Tuesday, June 29, 2010

Lessons from Unexpected Places: A Not-So-Brief Film Review

Lately, my head has been whirling with a lot of incompletely-formed concepts and notions. Typically, my brain fires off all kinds of odd ideas, but usually I can connect and bridge these seemingly opposite worlds in a way that makes remarkable sense. Lately, though, my brain has been a little rusty. In efforts to "get away" from some of these thoughts and take a breather, this past weekend I stumbled upon the film "TiMER" on Netflix. While I don't really love the resolution of the film, I think that it raises some very interesting questions regarding relationships, waiting, and expectations.

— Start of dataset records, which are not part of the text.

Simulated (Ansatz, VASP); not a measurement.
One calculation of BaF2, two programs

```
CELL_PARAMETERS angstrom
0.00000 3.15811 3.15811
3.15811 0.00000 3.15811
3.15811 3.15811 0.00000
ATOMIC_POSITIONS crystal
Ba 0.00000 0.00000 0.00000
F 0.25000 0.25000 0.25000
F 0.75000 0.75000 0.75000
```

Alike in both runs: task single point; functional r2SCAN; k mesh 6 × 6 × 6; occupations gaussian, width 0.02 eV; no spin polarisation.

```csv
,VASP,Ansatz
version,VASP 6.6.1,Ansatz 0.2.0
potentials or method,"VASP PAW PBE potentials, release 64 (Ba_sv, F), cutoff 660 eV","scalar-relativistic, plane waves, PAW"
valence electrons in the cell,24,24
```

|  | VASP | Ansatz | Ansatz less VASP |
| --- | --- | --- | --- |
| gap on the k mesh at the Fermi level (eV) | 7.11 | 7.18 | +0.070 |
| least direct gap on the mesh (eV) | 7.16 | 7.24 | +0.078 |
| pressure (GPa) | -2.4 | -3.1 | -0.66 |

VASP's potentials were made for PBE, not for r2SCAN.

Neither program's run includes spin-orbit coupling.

Taking a bit of creative license, I'd like to take some of the issues tossed out in the film and apply them to a broader context. For instance, what happens when your whole life feels like a big waiting game? You're single, female, and about to turn 30 but have no good prospects for marriage. Your expectations for adulthood have failed to come to fruition. You wonder what the point of going on is when every day feels like you're pushing through an endless ocean of grey. You hope that one day things will get better but you're really not so sure anymore and are considering dropping out of the race for good. Sound familiar?

This film, if we'll let it, poses some important questions to the young adult crowd. [Spoiler alert...] It kicks off with a lead character who has grown tired of waiting for the right relationship and decides to dip her toes into the almost but not quite good enough. She was raised with the belief that one has a true destiny, in this particular case the "one" that he or she is meant to be with forever. But, as age begins to take its toll and many of the seemingly good relationships around her appear less than idyllic, she begins to wonder if those childhood lessons were actually just myths.

Throughout the movie, the lead character clings to the hope that something "better" really is in store for her while facing up to the fact that her life doesn't seem that way. In growing tired of relationships that never work out, she decides to pursue one that she knows isn't going anywhere. For a while, she loses herself in the idea of this relationship-the idea that she can have fun, live in the moment, and not worry about her once-grand hopes and dreams. As a perfectly capable, accomplished, intelligent almost-30 year old, she finds herself spending her evenings with an early 20-something musician who is adventurous and sexy in the slightly indie sense but who is also relatively clueless in the "doing something with his life" department. From the get-go, this guy is set up as the character who is probably only a few years from pulling his act together, but he's just not quite there yet. The only problem, of course, is that the girl already has her stuff in order and is simply waiting for the next steps to fall into place.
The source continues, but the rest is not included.